# Complex Disordered Systems: Statistical Physics and Symbolic Computation

In systems of statistical physics, a few macroscopic quantities specify thermodynamic states (macrostates) which are realized by an ensemble of microscopic states (microstates), defined by the values of all degrees of freedom of all particles. Whereas some specific microstates are essentially irrelevant because they are extremely rare in number and thus highly improbable, a huge number of microstates are typical in the sense that it individually represents the macrostate in a faithful way. For simple systems the relevance of microscopic states is well understood. For instance, in an ideal gas in a finite box, by the assumption of the thermodynamics of microcanonical ensembles, each microscopic state is equally probable such that the probability of the gas being in a small part of the box is much smaller than it being distributed over the entire box. In this sense a microstate of the gas that is distributed over the available volume may be a faithful representation of macroscopic variables whereas the microstate of a the gas localized in a part of the box is essentially not relevant for the macrostate.

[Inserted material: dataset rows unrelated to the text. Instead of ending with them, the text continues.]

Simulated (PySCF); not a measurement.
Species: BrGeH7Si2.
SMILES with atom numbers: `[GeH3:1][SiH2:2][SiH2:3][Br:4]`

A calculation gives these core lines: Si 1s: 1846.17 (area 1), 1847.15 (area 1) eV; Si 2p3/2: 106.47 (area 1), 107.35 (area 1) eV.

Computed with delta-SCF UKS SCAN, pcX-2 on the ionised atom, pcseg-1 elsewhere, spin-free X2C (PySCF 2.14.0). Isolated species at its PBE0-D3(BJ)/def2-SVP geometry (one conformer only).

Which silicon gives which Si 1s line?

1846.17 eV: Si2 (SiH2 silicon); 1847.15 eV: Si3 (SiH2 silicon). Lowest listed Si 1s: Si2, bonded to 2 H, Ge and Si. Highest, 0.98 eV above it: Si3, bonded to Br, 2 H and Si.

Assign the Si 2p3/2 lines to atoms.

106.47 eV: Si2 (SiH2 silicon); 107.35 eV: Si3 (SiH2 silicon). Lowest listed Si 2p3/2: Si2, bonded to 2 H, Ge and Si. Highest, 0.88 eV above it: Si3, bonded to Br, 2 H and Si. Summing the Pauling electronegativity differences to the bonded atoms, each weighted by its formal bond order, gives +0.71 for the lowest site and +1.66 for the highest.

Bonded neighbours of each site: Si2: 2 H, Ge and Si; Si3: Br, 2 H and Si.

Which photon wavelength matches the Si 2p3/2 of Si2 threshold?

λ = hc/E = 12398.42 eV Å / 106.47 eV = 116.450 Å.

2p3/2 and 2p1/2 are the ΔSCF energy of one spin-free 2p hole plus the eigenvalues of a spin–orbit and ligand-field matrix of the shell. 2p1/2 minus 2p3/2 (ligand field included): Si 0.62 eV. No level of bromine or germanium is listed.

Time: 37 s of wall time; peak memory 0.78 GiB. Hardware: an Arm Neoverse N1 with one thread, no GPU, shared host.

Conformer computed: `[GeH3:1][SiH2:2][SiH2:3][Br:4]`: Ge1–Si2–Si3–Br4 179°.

For many-particle systems with more complicated interactions than those assumed for the ideal gas, however, it is not well understood how microstates contribute to complex macroscopic ground states and other equilibria. Furthermore, for many systems of physical relevance the partition function or its equivalent, even for the ground state, cannot be computed such that these systems are poorly understood [1]. In the current project we study two different paradigmatic systems where we develop the theory and computation of complex macrostates. First, we consider the dynamics and equilibria of reorganization processes of particle aggregates on surfaces. Here we theoretically unified and explained several previous model-specific works and used the new theoretical insights to develop alternative, efficient algorithms to study properties of the equilibria. Second, we consider the anti-ferromagnetic Potts model, a paradigmatic system to study phase transitions in statistical physics; here we use an equivalence between the partition function of Potts models and representation-invariant polynomials in graph theory to compute these polynomials and thus all main observables. In particular, these results contribute towards understanding systems exhibiting ground state entropy, an exception to the third law of thermodynamics.

**Statistical Physics of Reorganization.** Self-organizing many-particle systems - ranging from interacting atoms in clusters to co-acting individuals in flocks of birds - constitute fundamental cornerstones for understanding universal features of complex systems. The physics of particle reorganization on surfaces [2] exhibits dominantly stochastic dynamics where the macroscopic equilibrium, if it exists, consists of many different coexisting microscopic states but is typically characterized by statistical mean field measures (e.g., average thickness, average height fluctuations, fractal dimension, total spatial extent). For instance, a mono-layered connected aggregate of a fixed number of particles is continuously rearranging and assuming a huge number of different aggregates of complicated structure, often of self-similar geometry. The equilibrium of such systems is characterized by 'typical' microscopic aggregates that already individually satisfy mean field theory and rearrange into each other. For instance, whereas a straight line of single particles constitute one particular connected aggregate that is a possible microscopic realization, aggregates of this maximal length occur extremely rarely and are thus atypical. Many previous works in detail studied several models of specific reorganization mechanisms (e.g., ordinary diffusion, Levy flights or surface diffusion) but it was not well understood how their results depended on the model details. In particular, it was unclear in all of these specific models what a 'typical' aggregate was. This lead to the core question for such reorganizing systems: Which typical microscopic states characterize the macroscopic observables?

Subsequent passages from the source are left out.